T. N. SINGH, J. ( 1 ) IT is necessary to mention at the outset that this petition under Art. 227 of the Constitution was entertained by us on 30-1-1989 on submission being made that the law laid down by two learned Single Judges of this Court to their under-mentioned decisions, required reconsideration (1) Mahavir Kumar v. Phool Chand, 1986 MPRCJ 310 and (2) Govind Prasad Yadav v. Jagdish Prasad Verma, 1987 MPRCJ 296. ( 2 ) WE have, therefore, limited in this matter our decision on the question merely of maintainability of the appeal filed as per memo of appeal (Annexure-P/4) by non-petitioner No. 3 (tenant) in the Court of the Second Additional Judge to the Court of District Judge, Gwalior. The appeal was filed against order passed on 1-11-1988 by the Rent Controlling Authority, Gwalior, for short, 'the R. C. A. ', in a proceeding initiated by the petitioner/landlady under S. 23-A of the Madhya Pradesh Accommodation Control Act, 1961, for short, the 'act'. By that order, the non-applicant-tenant was held in default by the R. C. A. for submitting neither the list of his witnesses nor producing his witnesses to comply with the direction made in that regard and further opportunity to do so as denied to him. In, appeal, the tenant/ appellant submitted that his case could not be closed by the R. C. A. by the impugned order as on that date, an application under O. 6, R. 17, CPC was filed by him and on that, landlady/respondent was to be heard and no evidence had to be taken. In the memo of appeal S. 31 of the Act is quoted as the provision under which the appeal was filed, Counsel for the parties concede that the appeal is pending disposal in the concerned Court and no final decision has been rendered therein. ( 3 ) BEFORE we examine decisions aforementioned, we have considered it proper to took at the Scheme of the Act. As many as seven Chapters cover the entire corpus of the Act, but special notice has to be taken of the fact that Chapter III-A was inserted by the Legislature for the first time in the year 1983 by Act No. 27 of 1983 apparently in derogation of the general provision contained in Chapter 111, captioned 'control of Eviction of Tenants".

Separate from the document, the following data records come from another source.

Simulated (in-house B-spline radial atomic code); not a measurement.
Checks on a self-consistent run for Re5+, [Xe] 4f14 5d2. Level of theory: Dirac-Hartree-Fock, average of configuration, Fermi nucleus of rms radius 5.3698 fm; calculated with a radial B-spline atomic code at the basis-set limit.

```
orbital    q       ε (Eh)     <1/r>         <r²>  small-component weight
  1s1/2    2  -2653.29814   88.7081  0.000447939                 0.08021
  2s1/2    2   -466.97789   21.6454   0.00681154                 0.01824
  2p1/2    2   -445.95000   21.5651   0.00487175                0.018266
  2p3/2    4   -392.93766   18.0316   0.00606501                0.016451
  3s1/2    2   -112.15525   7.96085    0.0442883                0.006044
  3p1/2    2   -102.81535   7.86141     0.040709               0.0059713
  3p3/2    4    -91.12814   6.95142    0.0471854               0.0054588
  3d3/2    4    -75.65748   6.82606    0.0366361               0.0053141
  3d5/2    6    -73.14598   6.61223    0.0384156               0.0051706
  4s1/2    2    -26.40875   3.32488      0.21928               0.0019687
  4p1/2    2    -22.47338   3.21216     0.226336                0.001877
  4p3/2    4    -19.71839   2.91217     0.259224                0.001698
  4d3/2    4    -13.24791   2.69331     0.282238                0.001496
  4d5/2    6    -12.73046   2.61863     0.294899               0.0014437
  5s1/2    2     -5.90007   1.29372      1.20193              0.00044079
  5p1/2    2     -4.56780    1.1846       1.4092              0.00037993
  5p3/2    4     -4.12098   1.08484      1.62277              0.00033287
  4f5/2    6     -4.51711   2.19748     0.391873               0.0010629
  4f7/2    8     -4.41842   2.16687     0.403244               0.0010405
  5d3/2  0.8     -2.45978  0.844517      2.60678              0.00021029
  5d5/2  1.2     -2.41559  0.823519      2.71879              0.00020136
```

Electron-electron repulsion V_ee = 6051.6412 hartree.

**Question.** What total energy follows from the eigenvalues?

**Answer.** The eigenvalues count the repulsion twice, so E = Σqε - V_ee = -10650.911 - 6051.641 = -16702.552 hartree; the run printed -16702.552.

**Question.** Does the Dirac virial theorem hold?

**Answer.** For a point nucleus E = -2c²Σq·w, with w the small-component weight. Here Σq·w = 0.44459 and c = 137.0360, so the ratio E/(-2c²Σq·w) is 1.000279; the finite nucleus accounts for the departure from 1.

The Act has been further amended in 1985 by Act No. 7 of 1985 and thereunder new S. 23-J has been inserted in Chapter III-A. The Chapter is endowed with the caption, "eviction of Tenants on Grounds of "bona Fide" Requirement". But, also noteworthy is the heading of S. 23-A "special provision for eviction of tenant on ground of bona fide requirement. " S. 23-B empowers the R. C. A. to issue summons "in relation to very application referred to in S. 23-A"and S. 23-C specifies the circumstances under which the tenant's entitlement to contest the proceeding initiated u/s. 23-A can be circumscribed. However, special mention has to be made of S. 23-D because of the matter it contains, as is reflected in its heading "procedure to be followed by Rent Controlling Authority or grant of leave to tenant to contest". In sub-sec. (1) itself of S. 23-D, it is provided that the R. C. A. has to dispose of finally the application made u/s. 23-A within six months of the order of granting of leave to the tenant to contest application. U/s. 23-E, provision is made for High Court to entertain a revision petition and about that, we have to say much later. Section 23-F specifies that for a period of six months only, the stay order of High Court or of the R. C. A. against the eviction allowed, shall operate. S. 23-G deals with recovery of possession for occupation and the right of re-entry of the tenant. S. 23-H deals with deposit of rent during pending proceeding for eviction or for revision, while under S. 23-I, a landlord is warned against making frivolous application under S. 23-A and tenant also is similarly warned against making frivolous application for seeking leave to defend or for adjournment, on the pain of suffering "heavycompensatory costs not exceeding six months rent of the accommodation at a time as the Rent Controlling Authority may fix".
Let it be noted now that in 1985, Legislature having reviewed the social conditions and constitutional imperatives, considered it proper to modify the scope and ambit of Chapter III-A and accordingly inserted S. 23-J under which it defined the term "landlord" for the purpose of Chapter III-A. In other words, the benefit of the said law enacted in Chapter III-A has come to be limited now, thereafter, to the special category of landlords described in S. 23-J, namely, such persons as :" (I) a retired servant of any Government including a retired member of Defence Services; or (ii) a retired servant of a company owned or controlled either by the Central or any State Government; or (iii) a widow or a divorced wife; or (iv) physically handicapped person; or (v) a servant of any Government including a member of defence services who, according to his service conditions, is not entitled to Government accommodation on his posting to a place where he owns a house or is entitled to such accommodation only on payment of a penal rent on his posting to such a place". ( 4 ) THE Chapter heading of Chapter V has to be noted. It runs thus:-- "appointment of Rent Controlling Authorities Their Powers, Functions and Appeals". Section 31 is included in this Chapter and we may profitably, therefore, extract that provision in extenso : additional District Judge-" (1) An appeal shall lie from every order of the Rent Controlling Authority made under this Act to the District Judge or an Additional District Judge having territorial jurisdiction (hereinafter referred to as the Judge) and the decision of the appellate Court shall be final. (2) An appeal under sub-sec. (1) shall be preferred within thirty days from the date of the order made by the Rent Controlling Authority. Provided that in computing the period of thirty days the period requisite for obtaining a copy of the order shall be excluded. Provided further that the judge may for sufficient reasons allow an appeal after the expiry of the said period.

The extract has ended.